From the Editor

Authors

  • James Hamby

Abstract

It is difficult to say when, precisely, any literary genre truly begins. There are always antecedents and precursors, and intense scrutiny often reveals anything in art to be older than it seems. However, for science fiction, fantasy, and fairy tale, the nineteenth century serves as a useful time period in which to place the beginnings of these genres, at least in their modern iterations.

Several arguments have been made, for instance, that Mary Shelley’s Frankenstein (1818) is not actually the first sf novel, that Margaret Cavendish’s The Blazing World (1666) or Johannes Kepler’s Somnium (1634) or any number of works can lay claim to being pre-Frankenstein works of sf, but Shelley’s novel in many ways established the genre as we know it today. Unlike many of its rivals that may be considered the first sf novel, Frankenstein is solely based on science and does not mix the real and the fantastic the way other works had. It was the first novel to look at humanity’s advancing scientific knowledge and ask “what if?” in a way that truly questioned our relationship with science. Instead, it asked questions about humanity and what we might do given the new scientific powers we were accumulating. While Frankenstein and other sf novels came from Europe, sf was not entirely a European creation. Much recent scholarship has demonstrated how other regions of the world, such as India and the Middle East, were early contributors to the genre.

Fantasy, of course, did not begin in the nineteenth century. Its origins can be traced back to epic poems and stories of gods and supernatural creatures at the very beginnings of written stories, and no doubt goes back even further in oral traditions. However, like science fiction, many of the aspects of fantasy literature that we now take for granted have their beginnings in the nineteenth century, and many of the writers, such as George MacDonald or Margaret Oliphaunt, gave rise to subgenres such as high fantasy or the ghost story that we so easily recognize today. In America, fantasy played a large role in giving rise to a new national literary tradition. Washington Irving’s The Sketch Book (1819-20) provided a brand of American Romanticism with works such as “Rip Van Winkle” and “The Legend of Sleepy Hollow.” Edgar Allan Poe pioneered the short story, detective fiction, and horror with his fantastic tales and poetry, creating distinctive types of fantasy that would continue to be developed well into the twentieth century.

Fairy tales, too, go back much further, but they gained a special relevance in the nineteenth century, thanks to academics such as the Brothers Grimm who saw these stories as something more than children’s tales. In the nineteenth century, writers such as Hans Christian Andersen and Charles Kingsley created new fairy tales, and even writers such as Charles Dickens or Charlotte Brontë were influenced in their realistic fiction by the genre. The academic study of fairy tales since then has grown into a major field within literary studies, with generations of scholars discovering new layers of depth and meaning in these class stories. Likewise, writers from one generation to the next have found the form to be a flexible vehicle for commenting on society and culture.
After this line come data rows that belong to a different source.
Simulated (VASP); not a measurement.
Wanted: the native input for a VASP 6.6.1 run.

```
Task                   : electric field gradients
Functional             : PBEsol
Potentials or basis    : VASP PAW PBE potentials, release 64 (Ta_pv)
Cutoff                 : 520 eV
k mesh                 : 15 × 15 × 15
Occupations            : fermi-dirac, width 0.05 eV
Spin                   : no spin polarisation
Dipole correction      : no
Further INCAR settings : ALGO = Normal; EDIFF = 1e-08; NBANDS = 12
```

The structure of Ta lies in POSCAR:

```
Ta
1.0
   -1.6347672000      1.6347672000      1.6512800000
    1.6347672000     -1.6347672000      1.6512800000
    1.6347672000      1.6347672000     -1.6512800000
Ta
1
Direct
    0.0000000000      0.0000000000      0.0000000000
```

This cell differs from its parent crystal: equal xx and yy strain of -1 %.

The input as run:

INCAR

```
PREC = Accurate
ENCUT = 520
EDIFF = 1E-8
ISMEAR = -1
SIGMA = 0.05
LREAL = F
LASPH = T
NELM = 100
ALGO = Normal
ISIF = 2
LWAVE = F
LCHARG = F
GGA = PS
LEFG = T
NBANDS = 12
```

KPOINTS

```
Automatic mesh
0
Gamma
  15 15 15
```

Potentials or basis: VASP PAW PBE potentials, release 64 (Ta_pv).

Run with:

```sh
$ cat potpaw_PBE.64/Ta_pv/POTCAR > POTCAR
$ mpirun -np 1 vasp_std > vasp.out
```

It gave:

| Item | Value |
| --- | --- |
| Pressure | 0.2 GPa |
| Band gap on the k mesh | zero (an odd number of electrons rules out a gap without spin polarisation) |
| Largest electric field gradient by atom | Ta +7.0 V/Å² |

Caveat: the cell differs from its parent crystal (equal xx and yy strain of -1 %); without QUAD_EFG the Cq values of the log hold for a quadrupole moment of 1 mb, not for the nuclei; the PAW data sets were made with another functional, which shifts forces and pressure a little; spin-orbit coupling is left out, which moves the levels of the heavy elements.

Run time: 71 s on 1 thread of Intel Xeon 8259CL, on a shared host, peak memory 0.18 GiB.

These literary beginnings coincided with many other changes in the nineteenth century. The Industrial Revolution changed economies and class structures. Colonialism brought cultures into contact and conflict. The women’s suffrage movement caused people to rethink long-held beliefs. Darwinism brought religious beliefs under question and sparked new interest in scientific explanations of the world. In many ways, the fantastic literature that emerged in this milieu was a reaction to these ground-shaking changes.

It is the goal of this journal to trace the origins of science fiction, fantasy, and fairy tale and explore how they developed into the familiar genres we know today. This journal is also interested in nineteenth-century reception today, how phenomenon from the steam punk aesthetic to Disney movies are constantly re-envisioning the nineteenth century and putting our time into conversation with this previous era. In all, this journal will endeavor to explore a century and its literature that were both truly incredible.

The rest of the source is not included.